“Feelable” touchscreens revisited

Tactus have gotten quite a lot of attention recently after demonstrating their new touchscreen technology (pictured above; image source). Their “Tactile Layer” technology raises bubbles on the touchscreen, creating, essentially, physical objects on the touchscreen. I suppose I’ve taken quite an interest in this since it’s similar to something I wrote about 6 months ago: feelable touchscreens.

Here are two amazing and innovative technologies, each taking a different approach towards creating tactile sensations from a touchscreen. Senseg use small electric currents to stimulate the skin, creating edges and feelings of texture, while Tactus actually create something physical.

To the best of my understanding, Tactus’ technology allows bubbles (I’m reluctant to call them buttons; who knows what else interaction designers could do with this!) in pre-determined locations, configured during manufacture. Different configurations are possible, apparently, but from what I’ve read it seems that these are decided at manufacture. Whilst this allows some fundamental improvements to the touchscreen experience (e.g. providing a configuration for a keyboard), it lacks some flexibility as manufacture determines where bubbles can be used.
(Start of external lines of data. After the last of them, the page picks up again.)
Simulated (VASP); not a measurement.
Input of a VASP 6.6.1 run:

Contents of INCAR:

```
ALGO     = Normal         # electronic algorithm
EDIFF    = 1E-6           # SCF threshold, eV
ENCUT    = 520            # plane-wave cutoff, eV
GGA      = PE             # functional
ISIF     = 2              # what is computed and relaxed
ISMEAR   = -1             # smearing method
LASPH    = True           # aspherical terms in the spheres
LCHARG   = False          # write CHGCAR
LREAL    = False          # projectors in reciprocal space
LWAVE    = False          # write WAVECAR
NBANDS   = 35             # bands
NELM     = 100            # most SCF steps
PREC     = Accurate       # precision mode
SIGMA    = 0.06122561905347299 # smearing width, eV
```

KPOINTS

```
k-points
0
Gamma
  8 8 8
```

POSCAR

Senseg’s tech, however, is more flexible and appears to be truly dynamic; application developers can control the precise location where feelings can be experienced rather than this being decided during manufacture.

Having dabbled with Microsoft Surface over the past year I’m pleased to see that both of these technologies apparently scale well to larger displays. Interactive tabletops suffer from the same loss of tactile feedback that touchscreen mobile devices do although this is perhaps less apparent on a large scale device where widgets aren’t crammed into such a small space.

I don’t think it’s fair to ask which of these technologies is better, because they can’t fairly be compared. Although the flexibility of Senseg vs the physical tactility of Tactus is an interesting comparison, I feel that a better question is could these concepts be somehow combined? Imagine a touchscreen which offers complete configuration flexibility, a richer tactile experience like Senseg claim to offer (e.g. feeling texture, not just the presence of something) and the benefits of feeling something physical on the touchscreen. Now that would be awesome.